Jo Cox’s husband remembers her death, one year on

Last June, Brendan Cox was at a restaurant with a colleague when he received a life-changing phone call. His wife, British lawmaker Jo Cox, had been attacked.

“I remember running to the train just thinking, just be OK, like if you’re injured, if you’re hurt, we’ll be OK, we’ll put you all back together, just don’t die. Then I was on the train and spoke to her sister, Kim, who told me that she hadn’t made it,” Cox recalls.

Jo Cox, 41, was shot and stabbed to death on a street in Birstall, northern England, following a meeting with some of her constituents on June 16 last year. The attack, which happened just days before the Brexit referendum, shocked Britain.

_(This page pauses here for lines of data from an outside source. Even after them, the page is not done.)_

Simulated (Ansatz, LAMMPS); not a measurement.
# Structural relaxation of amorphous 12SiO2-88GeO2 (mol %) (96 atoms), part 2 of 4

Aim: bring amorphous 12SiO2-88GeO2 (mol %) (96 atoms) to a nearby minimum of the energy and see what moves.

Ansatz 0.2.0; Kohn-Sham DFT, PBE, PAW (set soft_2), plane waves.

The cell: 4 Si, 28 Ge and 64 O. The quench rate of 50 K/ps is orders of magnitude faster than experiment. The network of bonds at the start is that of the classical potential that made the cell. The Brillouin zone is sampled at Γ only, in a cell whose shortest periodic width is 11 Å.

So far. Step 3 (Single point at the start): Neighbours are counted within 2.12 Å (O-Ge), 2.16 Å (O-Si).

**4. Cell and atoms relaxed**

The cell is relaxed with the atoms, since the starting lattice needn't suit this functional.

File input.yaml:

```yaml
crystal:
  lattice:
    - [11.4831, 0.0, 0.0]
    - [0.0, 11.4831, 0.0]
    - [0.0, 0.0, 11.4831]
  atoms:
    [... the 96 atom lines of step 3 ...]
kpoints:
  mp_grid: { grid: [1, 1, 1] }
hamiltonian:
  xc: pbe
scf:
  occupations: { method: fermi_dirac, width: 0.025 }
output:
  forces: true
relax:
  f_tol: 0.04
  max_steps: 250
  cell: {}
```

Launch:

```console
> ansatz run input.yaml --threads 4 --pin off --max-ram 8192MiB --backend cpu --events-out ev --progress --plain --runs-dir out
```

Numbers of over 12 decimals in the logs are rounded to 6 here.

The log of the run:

In the days after her brutal murder, with the encouragement of family and strangers, Brendan began to write. His tribute to the life and career of his wife — a young Labour Party MP heralded as a champion for women, immigrants and the vulnerable — helped him “process what has happened.”

Brendan Cox’s book, “Jo Cox: More in Common,” was released on the anniversary of Jo’s brutal murder this month. The title serves as a poignant reference to his wife’s maiden speech in Parliament, when she spoke of how British communities — including the one she represented — had been greatly enhanced by diversity.

Speaking to CNN’s Christiane Amanpour this week, Cox said he wrote the book for those “who wanted to learn more about her — people who felt she stood for something.”

“Her sense of our country and the time that we’re living in, where I think we spend a lot of time talking about diversity and difference and we’re not very good actually at talking about the things that bind us together,” Cox said.

He also spoke of a more personal bond he shares with his young children who, he says, carry “Jo’s spirit.”

In the book, Cox writes about one of the toughest decisions he ever had to make: whether to let the children see their mother one last time at the morgue.

“Seeing Jo’s body was an important part of them understanding and grieving,” Cox told CNN. “When you’re that little, death is quite a hard thing to conceive of and conceptualize. You have to be quite brutal, brutally honest so that they do understand what has happened.

“I think seeing their mom, and clearly knowing that life wasn’t there anymore, helped them move to that next stage,” he said.

Cox also tells of his surprise when then-US President Barack Obama called just days after Jo’s death, to offer his sympathy, and to invite him and the children to the White House. Before she became an MP, Jo had volunteered on Obama’s election campaign.

Now Cox has channeled Jo’s ethos and dedication to public service by organizing a movement he’s called “The Great Get Together” to share her “More in Common” philosophy.

Across the UK this weekend, hundreds of community events have been planned for Britons to “share food with their neighbors, and to celebrate the things that bind us together.”

The get together, supported by politicians and celebrities including chef Jamie Oliver, aims to bring cheer to a country that has suffered a string of terror attacks, a brutal election campaign and, most recently, a catastrophic fire in a housing estate in West London.

“We need even more so after Manchester (terror attack) and after London (terror attack) and after the election, after the referendum, just to say, let’s talk about those things that we have in common. I think it’s overdue,” Cox said.